NVlabs / neuralangelo

Official implementation of "Neuralangelo: High-Fidelity Neural Surface Reconstruction" (CVPR 2023)
https://research.nvidia.com/labs/dir/neuralangelo/
Other
4.33k stars 387 forks source link

how to use single gpu train and extract mesh #69

Closed nanhui69 closed 1 year ago

nanhui69 commented 1 year ago

how to do that ????

iam-machine commented 1 year ago

Short question, long answer 😅

nanhui69 commented 1 year ago

could you give an example?

chenhsuanlin commented 1 year ago

Please see the README for instructions. Thanks!
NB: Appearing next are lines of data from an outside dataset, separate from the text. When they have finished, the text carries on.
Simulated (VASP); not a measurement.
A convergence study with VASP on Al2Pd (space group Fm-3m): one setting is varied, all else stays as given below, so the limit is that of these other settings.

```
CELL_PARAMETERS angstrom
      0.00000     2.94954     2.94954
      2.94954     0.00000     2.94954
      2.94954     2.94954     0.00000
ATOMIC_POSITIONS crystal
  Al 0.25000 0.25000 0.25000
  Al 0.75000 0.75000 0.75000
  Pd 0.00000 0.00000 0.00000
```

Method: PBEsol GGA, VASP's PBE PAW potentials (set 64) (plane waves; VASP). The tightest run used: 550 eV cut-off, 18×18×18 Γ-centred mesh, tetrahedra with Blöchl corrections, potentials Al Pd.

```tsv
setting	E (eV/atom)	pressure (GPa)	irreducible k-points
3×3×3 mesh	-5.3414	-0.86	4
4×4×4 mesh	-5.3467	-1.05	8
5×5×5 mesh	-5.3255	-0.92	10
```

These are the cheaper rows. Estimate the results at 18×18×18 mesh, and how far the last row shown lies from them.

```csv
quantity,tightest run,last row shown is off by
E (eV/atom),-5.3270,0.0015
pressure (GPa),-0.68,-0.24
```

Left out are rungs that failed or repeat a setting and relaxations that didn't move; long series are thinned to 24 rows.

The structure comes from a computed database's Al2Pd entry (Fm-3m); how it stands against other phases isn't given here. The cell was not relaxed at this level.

nanhui69 commented 1 year ago

Please see the README for instructions. Thanks! when i use this ,wrong burning: EXPERIMENT=VID_20230821_144722 NAME=youyic_obj GROUP=VID_20230821_obj obj_point=epoch_07142_iteration_000300000_checkpoint CHECKPOINT=logs/${GROUP}/${NAME}/${obj_point}.pt OUTPUT_MESH=${obj_point}.ply CONFIG=projects/neuralangelo/configs/custom/${EXPERIMENT}.yaml RESOLUTION=2048 BLOCK_RES=128 CUDA_VISIBLE_DEVICES=1 python projects/neuralangelo/scripts/extract_mesh.py \ --config=${CONFIG} \ --logdir=logs/${GROUP}/${NAME} \ --checkpoint=${CHECKPOINT} \ --output_file=${OUTPUT_MESH} \ --resolution=${RESOLUTION} \ --block_res=${BLOCK_RES} \

=====>

Traceback (most recent call last): File "projects/neuralangelo/scripts/extract_mesh.py", line 99, in main() File "projects/neuralangelo/scripts/extract_mesh.py", line 56, in main init_dist(cfg.local_rank, rank=-1, world_size=-1) File "/home/neuralangelo/imaginaire/utils/distributed.py", line 32, in init_dist dist.init_process_group(backend=backend, init_method='env://', **kwargs) File "/work/conda/envs/mmyolo/lib/python3.8/site-packages/torch/distributed/distributed_c10d.py", line 754, in init_process_group store, rank, world_size = next(rendezvous_iterator) File "/work/conda/envs/mmyolo/lib/python3.8/site-packages/torch/distributed/rendezvous.py", line 236, in _env_rendezvous_handler rank = int(_get_env_or_raise("RANK")) File "/work/conda/envs/mmyolo/lib/python3.8/site-packages/torch/distributed/rendezvous.py", line 221, in _get_env_or_raise raise _env_error(env_var) ValueError: Error initializing torch.distributed using env:// rendezvous: environment variable RANK expected, but not set

nanhui69 commented 1 year ago

so how to run single-gpu without “torchrun --nproc_per_node=${GPUS} ” before extract.py

chenhsuanlin commented 1 year ago

You can add --single_gpu. However, torchrun is the recommended way, and you can just set GPUS=1 with that.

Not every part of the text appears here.